While softer and more reserved than its counterpart from Vena Sera
, "Shameful Metaphors" stands to be as highly-revered as "Saferwaters." Already widely-believed to be Sci-Fi Crimes
' answer to "Which song on the record should be a single but probably won't be?," "Shameful Metaphors" is a gripping, emotional track powered by Pete's stalwart vocals - "By my admission, nothing grows . . . / So why, then, has all my life made no sound? And are your eyes closing even though my life made no sound? I fear your eyes closing" - but where the track truly takes off is in the bridge and final stanza, where his stout, incensed shouts of "Behold the lost, behold a Band-Aid / These shameful metaphors / Fought it through the teeth / These shameful metaphors / Biting at your heels, fighting cheek-to-cheek" are stunning as they coincide with the soaring guitars and steady percussion. Conversely, the rockier, more abrasive "This Circus" is a tremendous closer and another obvious album highlight. "It's clear for today you're sleazy at night," sings Pete in the first verse, finishing with "As soon as we hear, we will run or start swinging" to segue into the song's stellar pre-chorus and chorus ("I want my way - never settle, always learning - people, they beg us for it / I'm on my way / Better settle, almost there / This might just feed the mother of all our needs"). From a percussive standpoint, this is far and away Sam's best effort on the album, with blistering snare/tom hits and pulsating bass kicks - especially in the bridge/breakdown - and it's a satisfying conclusion to Sci-Fi Crimes
The all-acoustic "Highland's Apparition," while a simple chord progression, is another clear album highlight because it's the first acoustic Chevelle track that isn't boring and directionless (much unlike "Bend the Bracket" from This Type of Thinking...

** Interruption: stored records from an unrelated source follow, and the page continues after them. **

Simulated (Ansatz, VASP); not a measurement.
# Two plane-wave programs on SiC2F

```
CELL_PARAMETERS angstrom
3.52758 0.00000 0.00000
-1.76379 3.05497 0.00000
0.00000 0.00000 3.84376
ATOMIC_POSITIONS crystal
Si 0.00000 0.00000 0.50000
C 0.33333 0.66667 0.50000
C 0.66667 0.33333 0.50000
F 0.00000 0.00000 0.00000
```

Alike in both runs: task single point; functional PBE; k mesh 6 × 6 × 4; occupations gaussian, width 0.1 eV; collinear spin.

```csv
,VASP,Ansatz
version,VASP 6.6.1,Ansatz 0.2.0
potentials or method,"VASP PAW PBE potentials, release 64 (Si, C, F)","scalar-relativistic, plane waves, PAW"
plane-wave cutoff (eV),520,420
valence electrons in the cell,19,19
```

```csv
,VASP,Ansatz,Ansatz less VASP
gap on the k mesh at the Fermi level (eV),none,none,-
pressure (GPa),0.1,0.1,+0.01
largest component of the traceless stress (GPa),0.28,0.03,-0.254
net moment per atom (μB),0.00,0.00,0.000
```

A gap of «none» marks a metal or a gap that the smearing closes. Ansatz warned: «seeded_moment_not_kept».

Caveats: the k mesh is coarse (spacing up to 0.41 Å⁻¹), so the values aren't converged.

), and the aggressive "Letter from a Thief," which surprisingly highlights Bernardini, is reminiscent of a Point #1
/Wonder What's Next
Chevelle with its effect-laden guitars and rougher, less-polished production.
Regrettably, the rest of the record is more or less old hat for Chevelle. "Jars" is a suspect pick for a radio single despite it having one of the stronger choruses on Sci-Fi Crimes
("We both can't become the same pawn that's made to fall" is delivered with such conviction that it's almost unfair to criticize the song's restrained, paint-by-numbers approach), and I apparently missed the memo that "Fell Into Your Shoes" has any redeeming quality to it, just like I evidently missed the memo that Sci-Fi Crimes
is Chevelle's end-all/be-all record. Perhaps the album is damned by its unmemorable track ordering - the dead space between "Highland's Apparition" and "This Circus" cannot be overstated; similarly, not including "Interlewd," there are only ten songs on the record, with half or more than half sounding like anything you'd expect from Chevelle. Depending on your philosophy, you can call Chevelle consistent or you can claim they're playing it safe. One thing's for certain, though: Sci-Fi Crimes
is a solid, above-average record, but it is not Chevelle's magnum opus; aside from two or three songs, it has a certain air of familiarity that doesn't warrant the unfounded high praise it has received so far.